MORGANTOWN, W.Va. — At first, this seemed like an empty response from Bob Huggins. The West Virginia basketball coach had called the media to a news conference earlier this month and the media had asked him to somehow explain the number of players vanishing from his program.
“The only thing I can tell you — and I wish you would convey this as best as you possibly can to our fan base — is we’re going to do everything we can possibly do,” Huggins said.
There was no easy solution to a problem that’s become a plague across the country, but that didn’t mean he wasn’t trying. Huggins said he’d met with his staff “to try and figure out what else we can do,” and now it seems a loaded response is starting to show with what the Mountaineers are doing with this recruiting class and what they’ll do with the 2015 recruiting class.
“(Transferring has) been a topic of conversation in the NCAA for a number of years,” Huggins said. “And not all transfers are bad. I would say a majority of them are probably for the reason that they want to play. When you’ve got 13 guys and you can only trot five out there, obviously not all of them are going to play. I will say this: I think guys waiting their turn, I don’t think that happens as much anymore.”
Huggins himself transferred from Ohio to WVU in the pursuit of playing time, so he understands the obstacle as well as anyone. If a player at one position sees multiple players who are ahead of him at the same position, he has incentive to transfer. It can be an annual problem for schools that get to, or are forced to, sign a handful of players. If it’s a large handful, the problem is that much bigger.

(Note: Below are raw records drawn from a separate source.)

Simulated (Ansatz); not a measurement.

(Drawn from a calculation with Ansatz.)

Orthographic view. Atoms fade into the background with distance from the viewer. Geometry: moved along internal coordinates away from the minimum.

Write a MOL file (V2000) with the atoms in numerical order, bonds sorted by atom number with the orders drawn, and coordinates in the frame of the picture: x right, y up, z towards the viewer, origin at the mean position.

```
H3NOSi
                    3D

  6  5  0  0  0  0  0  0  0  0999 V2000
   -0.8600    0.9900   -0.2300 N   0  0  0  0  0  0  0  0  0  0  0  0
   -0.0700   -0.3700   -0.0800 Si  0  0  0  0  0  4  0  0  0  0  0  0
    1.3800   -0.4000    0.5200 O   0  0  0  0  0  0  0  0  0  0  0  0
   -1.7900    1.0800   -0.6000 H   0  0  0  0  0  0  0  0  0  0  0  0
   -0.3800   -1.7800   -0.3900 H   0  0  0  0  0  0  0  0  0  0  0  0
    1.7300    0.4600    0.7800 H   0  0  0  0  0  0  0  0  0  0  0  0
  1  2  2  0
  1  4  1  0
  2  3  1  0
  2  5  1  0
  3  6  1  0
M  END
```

So if the problem is congestion, the solution is to thin the crowd. There are only two ways to do that, and one is mostly unreasonable. A Division I school only gets 13 scholarships and rarely will a coach decided to leave one or more open just to prevent overcrowding.
“Do I want to?” Huggins said. “No. Absolutely I don’t want to.”
The other option is manage the crowd. It’s much more realistic and it’s in action at WVU.
The Mountaineers had 11 players on scholarship last season, and only nine were eligible to play. None of the 11 was a senior, so WVU added incoming freshmen Dax Miles and Jevon Carter.
Sophomores Eron Harris and Terry Henderson transferred after the season, and junior Remi Dibo has apparently decided to return to France to play professionally, though that hasn’t been officially stated by either the player or the school. Huggins then had a 2014-15 roster with 10 players — Miles, Carter and redshirt Elijah Macon in the freshman class, Nate Adrian, Brandon Watkins and Devon Williams in the sophomore class, junior college transfer Jonathan Holton in the junior class and Gary Browne, Juwan Staten and Kevin Noreen in the senior class.
The Mountaineers were left with three open scholarships and the idea they had to be careful with how awarding each would affect future classes.
Say Huggins signed three more freshmen. He might have six seniors to replace in four years or he might have assembled a crowd of players that encourages a few to eventually transfer. Neither is ideal. He could have added three transfers and done so in a measured manner that considered if a Division I transfer has to sit out and whether a junior college transfer has two or three seasons of eligibility remaining.
Traditional two-year junior college transfers, as well as the majority of Division I transfers who move after their second seasons at a school, would join Holton in the junior class. Three-year transfers would join the crowded sophomore class.
What WVU has done and might still do doesn’t really complicate matters. Junior college signee Tarik Phillip has three seasons left, but he’s the only guard in the sophomore class. Junior college signee Jaysean Paige has two seasons left and the guard gives WVU two players in the junior class.
Most interesting is the decision for the final scholarship, which Huggins seems fated to award. Justin Martin, a postgraduate transfer from Xavier with one season left, will reportedly visit WVU early next month. Martin, who was two years ahead of Harris as Lawrence North High in Indianapolis, played his final prep season for Huggins ally Rodney Crawford at Mountain State Academy. The 6-foot-6 Martin averaged 11.7 points and 5.2 rebounds for the Musketeers last season.
If he joins, WVU has four seniors, two juniors, four sophomores and three freshmen. The freshman class would have three guards and a forward, the sophomore class three forwards and a guard, the junior class a forward and a guard and the senior class two guards and two forwards.
A lot can and will happen before that cycle is complete, but Huggins can be balanced in the next recruiting class because things are aligned in a way WVU hasn’t seen in a while. Former coach John Beilein had five seniors in the 2005-06 season and signed seven freshmen. Two would transfer following their first season without playing for Huggins, but the other five graduated and Da’Sean Butler, Wellington Smith, Jonnie West, Cam Thoroughman and Joe Mazzulla were at the heart of the 2010 Final Four team.
Butler, Smith and West were done at the end of that season, and Devin Ebanks went pro with two years left. Huggins signed four players in the 2010 class, but only Noreen played for WVU. The three misses, the 2011 graduations of junior college transfer Casey Mitchell and Thoroughman and Mazzulla, who redshirted in their careers, and the transfer of Dan Jennings prompted a seven-player class with six freshmen a year later. The junior college transfer, Dominique Rutledge, made it through and the freshmen all transferred.
The problematic large classes of the past don’t seem to be part of the future.
“Ideally, that’s what you want,” Huggins said. “I don’t think you ever want a year with no scholarships and I don’t think you want a year with eight guys. The year we had (seven) guys, we had a slew of guys transfer. I don’t want that.”